Lilja 4-ever

Lilja 4-ever

Infobox_Film
name = Lilja 4-ever



caption = Movie poster
writer = Lukas Moodysson
starring = Oksana Akinshina,
Artyom Bogucharsky,
Lyubov Agapova,
Liliya Shinkaryova
director = Lukas Moodysson
producer = Lars Jönsson
music = Nathan Larson
cinematography = Ulf Brantås
editing = Michal Leszczylowski, Oleg Morgunov, Bernhard Winkler
distributor = Sonet Film
released = August 23, 2002
runtime = 109 min.
language = Russian
Swedish
English
country = flagicon|Sweden Sweden
flagicon|Denmark Denmark
budget = $322,530
amg_id = 1:271669
imdb_id = 0300140

Lilja 4-ever is a 2002 drama film. It is Swedish director Lukas Moodysson's third full length film which marks a sharp change of mood from his previous two films, the uplifting love story "Show Me Love" and the 1970s comedy "Together". "Lilya 4-Ever" is an unremittingly brutal and realistic story of the downward spiral of Lilya (Oksana Akinshina), a girl in the former Soviet Union, whose mother abandons her to move to the United States. The story is based on the life of Dangoule Rasalaite and examines the issue of trafficking in human beings and sexual slavery.

Plot

The film starts with a figure running desperately towards a motorway bridge, with a factory belching smoke in the background, to a soundtrack of "Mein Herz brennt" by Rammstein. When the figure turns around the film introduces the audience to Lilya, who has recently been brutally beaten. The film reveals her past.
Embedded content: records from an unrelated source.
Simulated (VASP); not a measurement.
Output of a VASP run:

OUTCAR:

Lilya lives a fairly bleak life with her mother in a run down apartment block, but for all intents and purposes is a normal teenage girl (albeit an impoverished one). Lilya's mother tells her they are emigrating to the United States with her new boyfriend, but at the last minute Lilya is left behind, in the care of her aunt. A forced move into a squalid flat (while the Aunt moves herself into the larger, nicer flat that Lilya and her mother had lived in) is only the beginning, and a succession of miseries are heaped upon Lilya. Lilya's best friend encourages her to join her in prostituting herself for extra cash, though Lilya decides not to prostitute herself. However, when the friend's father finds the money the friend claims that she was the one who sat at the bar while Lilya prostituted herself. Not content with ruining Lilya's reputation at home, the story soon goes round school and results in a gang of boys from her neighborhood viciously raping her. As Lilya has been abandoned, she now really does have to prostitute herself for money to live. One glimmer of hope is her friend Volodya (Artyom Bogucharsky), abused and rejected by his alcoholic father, with whom she forms a tender protective relationship. Another glimmer of hope is Andrei (Pavel Ponomaryov), who becomes her boyfriend and offers her a job in Sweden. But all is not what it seems, and only bad things await Lilya when she arrives there.

After arriving in Sweden, she is greeted by her future "employer" (in reality, a pimp) and taken to a nearly empty apartment where he imprisons her. Lilya is raped by the pimp and she is then forced to perform sexual acts for her pimp's clients, while he reaps all the financial gain; all the abuse is seen from Lilya's point of view.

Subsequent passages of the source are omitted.